That paragraph best describes what I am trying to do in my Freshman Writing class using the theme “Games and Play.” I am seeking to engage students, inspiring them to write about topics that interest them, and think critically about those things that they may take for granted, such as the games they played as children or continue to play today. We use the textbook Everything is an Argument to frame our discussions, as well as our eventual essays and other kinds of writing; I really like it because it does include visual arguments in its discussion of rhetoric but also allows for openings to have a class centered around games and play.
We are also reading Ian Bogost’s book How to Do Things with Videogames, which I have found both thought-provoking and accessible, pushing the students to think differently and more critically about (in this context), video games. In an effort to also make the course more peer-driven, we are only reading the first two chapters together as a class, when I will then allow students to choose two chapters that they will work through and develop (and write) more critical commentary on. We will also be spending the first few Fridays of the semester actually playing games that are related to the content of the chapters we read (or the goals of the class from that week), where the students will play the game, then critically reflect on the experience, using what we have read and discussed during the week to inform their commentary.
But I don’t want the class to be all about video games (I myself have never been big on video games). We will be shortly move on to discussing how to do research and the different kinds of research and sources that we can do, collectively created a bibliography of resources on the kinds of games and/or play each student is interested in exploring. I want the collaborative elements of play to inform how my students research and eventually write, and one Friday will be spent on building community and practicing collaboration. Hopefully, when we begin to write individual (required) argument essays, the class will feel more comfortable and open to peer-review exercises.

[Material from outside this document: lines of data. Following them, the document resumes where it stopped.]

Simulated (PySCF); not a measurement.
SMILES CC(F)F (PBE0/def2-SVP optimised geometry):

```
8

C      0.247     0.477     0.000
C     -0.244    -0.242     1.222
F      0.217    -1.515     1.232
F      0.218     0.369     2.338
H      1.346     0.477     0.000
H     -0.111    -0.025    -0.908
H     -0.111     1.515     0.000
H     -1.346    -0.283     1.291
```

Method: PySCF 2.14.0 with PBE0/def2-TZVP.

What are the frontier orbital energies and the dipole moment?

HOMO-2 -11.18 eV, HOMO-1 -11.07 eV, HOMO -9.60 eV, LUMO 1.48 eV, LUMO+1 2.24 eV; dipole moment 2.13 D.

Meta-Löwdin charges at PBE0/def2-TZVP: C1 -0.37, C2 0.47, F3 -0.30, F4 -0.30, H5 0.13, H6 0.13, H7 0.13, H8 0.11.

But the piece-de-résistance this semester is the final third of the class where I will be challenging the students to build their own game. Working either individually or in groups, students will have to come up with and “build” a game. They will have to have written rules for the game, as well as a justification, a purpose, an audience, etc, for the game they come up with. If physically building a game is not possible (we’re a writing class, not a coding class) then the students can “narrate” what the game would look like and what it would be like to play the game. We will be sharing and paying the games together during the final few weeks of class.
I’ve been meaning to write about my plans for this class for a while now. I have been tweeting the progress of making the syllabus on Twitter, as well as soliciting possible sources and essays for our eventual bibliography (did you know critical board game studies is a thing? You do now!). But then I almost didn’t, as it would seem like a direct response to this negative reception to the idea in the comments of my last post. I totally get the haters are going to hate, and I have said before that nothing attracts more backlash in the comments than when I write about teaching Freshman Writing. But when a post about teaching Reality TV by making the classroom resemble reality TV garnered exactly no negativity in the comments (at least when I was writing this), I knew I had to address both my class, and my positionality with higher education.
When a male, tenured professor writes about innovative pedagogy, it doesn’t earn any sort of scorn. When a female, non-tenured, contingent instructor writes about innovative pedagogy, as I have here in the past, it becomes open season. Now, I understand that there is more at play here: I am teaching a required course, something that all students have to take, where Dr. Pettman is teaching an upper-division and (one would imagine) optional course, or at least one of many that a student could choose from in order to fulfill degree requirements. My students can choose to take a different instructor who focuses on a different topic, or teaches differently, but it’s impossible to tell that from the course description in the catalogue or (especially for Freshmen) know the difference between the various professors and instructors teaching Freshman Writing. Dr. Pettman has extensive publications in the field of Cultural Studies (his PhD is in English and Cultural studies), while I have a PhD in Comparative Literature, with a smaller (less important?) output of writing on writing and teaching writing.
There is a legitimacy issue here that goes unspoken, but also an issue with how we teach/treat Freshmen versus upperclassmen, how we teach tenure, male professors versus untenured, never-tenured, contingent faculty who are often women and other visible minorities. Or even how we treat tenure-track women and POC. Or the kinds of educations we expect students to receive at The New School versus the students I teach at our rural, regional State University.
I applaud and am inspired by what Dr. Pettman is doing in his course, with his students, for his students. And I share what I am doing in my Freshman Writing classroom in that same spirit of pedagogical openness and experimentation (which is also why I started #FYCchat on Twitter – which starts back this Wednesday! Join us!). But I’m curious to see the reaction to this post, to me, to the openness of my pedagogy, to the legitimacy of my position as an instructor or the rights of my students to receive an innovative and engaging educational experience. I remind myself, I do this for them, and I blog, in part, so I feel less alone while I’m doing it.
But also because I ultimately believe that education is about sharing and community, not shaming.